Review: Invisible Shoe Contact

Barefoot Running Sandals by Invisible Shoes

This review of the Invisible Shoe FeelTrue Contact follows my review of the Connect model. If you haven’t done so already, you might want to read the Connect review, as it informs what I’m writing here.

The Contact is the same as the Connect, except that its sole thickness is 6mm rather than 4mm. Like the Connect, you order the Contact according to the length of your foot, from 9″ to 12 3/4″ (22.7 cm to 32.2 cm), though custom sizes are available. The thicker Contact sole offers more protection than the Connect sole, and a “softer” feel. For all that extra thickness (2mm doesn’t sound like much, but it’s noticeable), the Contacts weigh very little – 5.4 oz. for a men’s US size 9, which equates to 153 grams for a EUR size 42.

The Contacts have the same double-chevron sole as the Connects.

Chevron soles

Like the Connects, they also have the same subtly curved shape, with a very slight heel cup and an almost unnoticeable lift at the toe area. And the side holes for the laces sit on little “wings” and are pre-punched in what Invisible Shoe says are the “ideal anatomical position. ” (I won’t argue with the latter statement, because they seem to work, on both my Contacts and my Connects.) So, although my Contacts came as a “DIY kit,” all I had to do to make them go was punch a toe hole and lace them up.
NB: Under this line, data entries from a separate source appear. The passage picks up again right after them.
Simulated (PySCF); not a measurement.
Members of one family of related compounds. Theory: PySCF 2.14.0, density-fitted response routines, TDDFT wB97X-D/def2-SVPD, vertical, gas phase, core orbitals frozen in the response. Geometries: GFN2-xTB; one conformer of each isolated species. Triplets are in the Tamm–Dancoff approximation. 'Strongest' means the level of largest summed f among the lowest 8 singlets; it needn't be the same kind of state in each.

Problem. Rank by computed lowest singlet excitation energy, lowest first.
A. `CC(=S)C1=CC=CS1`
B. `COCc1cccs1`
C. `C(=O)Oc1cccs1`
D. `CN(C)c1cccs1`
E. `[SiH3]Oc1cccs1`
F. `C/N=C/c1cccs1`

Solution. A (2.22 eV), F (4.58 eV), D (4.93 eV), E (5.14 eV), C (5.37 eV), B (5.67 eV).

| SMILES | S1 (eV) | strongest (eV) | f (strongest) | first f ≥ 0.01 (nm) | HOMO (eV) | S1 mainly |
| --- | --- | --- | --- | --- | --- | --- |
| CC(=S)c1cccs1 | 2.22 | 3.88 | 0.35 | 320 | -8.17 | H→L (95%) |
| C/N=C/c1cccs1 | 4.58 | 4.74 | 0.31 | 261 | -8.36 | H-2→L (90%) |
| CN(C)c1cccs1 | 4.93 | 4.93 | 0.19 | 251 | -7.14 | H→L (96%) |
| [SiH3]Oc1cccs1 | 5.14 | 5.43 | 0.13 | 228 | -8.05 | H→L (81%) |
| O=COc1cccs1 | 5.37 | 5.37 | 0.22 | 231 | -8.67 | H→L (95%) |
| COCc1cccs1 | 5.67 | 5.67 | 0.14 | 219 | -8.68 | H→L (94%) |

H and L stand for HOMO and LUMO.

I’ve laced my Contacts in the same slip on/slip off way as I have my Connects. Now that I’ve sussed it out, it just makes more sense than the traditional lacing method. Like everything else with the Contacts, it works, right off the bat and well.

Slip on lacing

So far, I’ve worn my Contacts on short pavement runs and for general street wear. They feel good. With them, I lose some of the “ground feel” that I get with the Connects. But I can see where an increase in protection might come in very handy indeed – and that’s on trails.

I’ve wanted to run trails for quite a while. I have good friends who run trails all the time. Two of my running hereos are Scott Jurek and Anton Krupicka, who are gods of the ultra trail racing world. I’ve been saying for more than a year that I want to run a trail. but I never have, until now.


Because I run barefoot. I run on pavement, I race on pavement. I don’t want to wear shoes, not even minimalist trail shoes. I want to run barefoot on trails, but I’m not up to doing that yet. my feet are well-conditioned, but my form isn’t good enough yet – or maybe I’ve simply lacked the confidence to give it a try.

The Contacts, though, make me want to go on stuff like this…

Caledon Trail

The regular price of the Contact DIY kit (though there’s precious little DIY to be done) is US$34.95. Right now, as the Contact is being introduced, the folks at Invisible Shoe have lowered the price to US$29.95. Shipping costs are minimal (remember the Contact’s light weight?), so I suggest you get to it right now, and order self a pair of Contacts. Visit the Invisible Shoe site, have a good look at the videos that explain the Contacts and the Connects (there’s a brief one explaining the difference between the two models), and buy yourself a pair.

You may use the Contacts for light trail running, you may use them for street wear, you may run on pavement in them. But use them you will. I guarantee it.

See you on the trails!

Invisble Shoes - the shoes for barefoot running, walking, hiking and... FUN


  1. Trail running is a must. Unfortunately, 3 weeks ago I was running in my VFFs in the Lake Tahoe basin backcountry and stepped on a stump that was about 2 inches high and one inch wide, bruising the crap out of my left forefoot. I had to run the rest of vacation in burly chacos (which was never my intention) because of the injury. I’m really weary of running on trails with protection and am really looking forward to putting together my 5mm vibram 8870 material with a 3mm leather top. I’m hoping that will give me enough protection without giving me zero feel! By the way, thanks for you posts!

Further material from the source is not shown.